BSD-licensed libiconv in base system
The libiconv library is an important piece of I18N software. It implements library routines to convert files from one encoding to another. There is also a command line interface for this library, which provides a convenient way of encoding conversion. Currently, FreeBSD lacks of these pieces of software in the base system. In the Ports Collection, we use GNU libiconv but this is such an underlying tool that we should have an own, customized version that is:
* Located in the base system. Currently, we can't use libiconv from the base system and it is a big limiting factor in I18N.
* Licensed under BSDL (preferably 2-clause).
* Efficient.
* Clean. Does not contain a lot of platform-specific ugly hacks. It is optimized to FreeBSD and its coding conventions.
* Supports the most important encodings, the more the better, but it must support the following ones: ASCII, ISO8859-family, UTF-family, CP1131, CP1251, ISCII-DEV, ARMSCII-8, SJIS, eucJP, PT154, CP949, eucKR, CP866, KOI8-R, KOI8-U, GB18030, GB2312, GBK, eucCN, Big5HKSCS, Big5. These are the encodings that are supported by our locale subsystem, so an acceptable level of their support is a requirement.

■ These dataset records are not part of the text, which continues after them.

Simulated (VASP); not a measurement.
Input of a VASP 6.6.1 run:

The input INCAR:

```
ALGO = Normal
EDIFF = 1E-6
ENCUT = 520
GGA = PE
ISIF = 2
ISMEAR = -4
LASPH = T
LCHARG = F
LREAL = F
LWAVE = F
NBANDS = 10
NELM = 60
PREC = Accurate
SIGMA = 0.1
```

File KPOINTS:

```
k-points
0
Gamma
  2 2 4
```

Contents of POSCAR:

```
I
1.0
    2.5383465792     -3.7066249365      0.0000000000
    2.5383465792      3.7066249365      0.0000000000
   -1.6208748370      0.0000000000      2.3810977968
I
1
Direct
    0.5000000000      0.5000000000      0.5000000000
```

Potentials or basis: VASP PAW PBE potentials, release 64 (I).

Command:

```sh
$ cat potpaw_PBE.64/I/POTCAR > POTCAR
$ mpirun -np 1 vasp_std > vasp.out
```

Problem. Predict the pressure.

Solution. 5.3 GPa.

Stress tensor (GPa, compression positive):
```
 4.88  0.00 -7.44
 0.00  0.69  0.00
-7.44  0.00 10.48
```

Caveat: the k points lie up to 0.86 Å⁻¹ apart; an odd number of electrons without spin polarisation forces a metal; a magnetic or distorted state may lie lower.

* Provides a good level of compatibility with its GNU counterpart. This doesn't only mean standard conformance, but implementing the most common extensions so that we can use it as a drop-in replacement for the Ports Collection, as well.
NetBSD's BSD-licensed Citrus iconv will be taken as a base of this work.
TODO and Milestones
- May 23 - May 29: Reading the code, get an understanding of its structure and working.
- May 29 - Jun 8: Extract the code from NetBSD libc and make it buildable on FreeBSD as a usual independent shared library.
- Jun 9 - Jun 21: Fix the basic Latin-based encodings. The remained items here are: UTF-16, UTF-16BE, UTF-16LE, UTF-32, UTF-7. The UCS-family and the ISO8859-family already work correctly.
- Jun 22 - Jul 22: Fix non-Latin encodings. These include the the following CJK encodings: Shift JIS, EUC-JP, EUC-KR, GB18030, GBK, EUC-CN, Big5. The following CJK encodings are completely unsupported: GB2312, Big5HKSCS. Support for these would also be nice if time permits. The KOI8-R and KOI8-U Cyrillic encodings already work correctly.
- Jul 23 - Aug 10: If all items have been completed at this point, remaining time can be dedicated to the legacy encodings, which are used in our supported locales: CP-family, ARMSCII, ISCII-DEV. If there are still more important items to complete, those should be completed.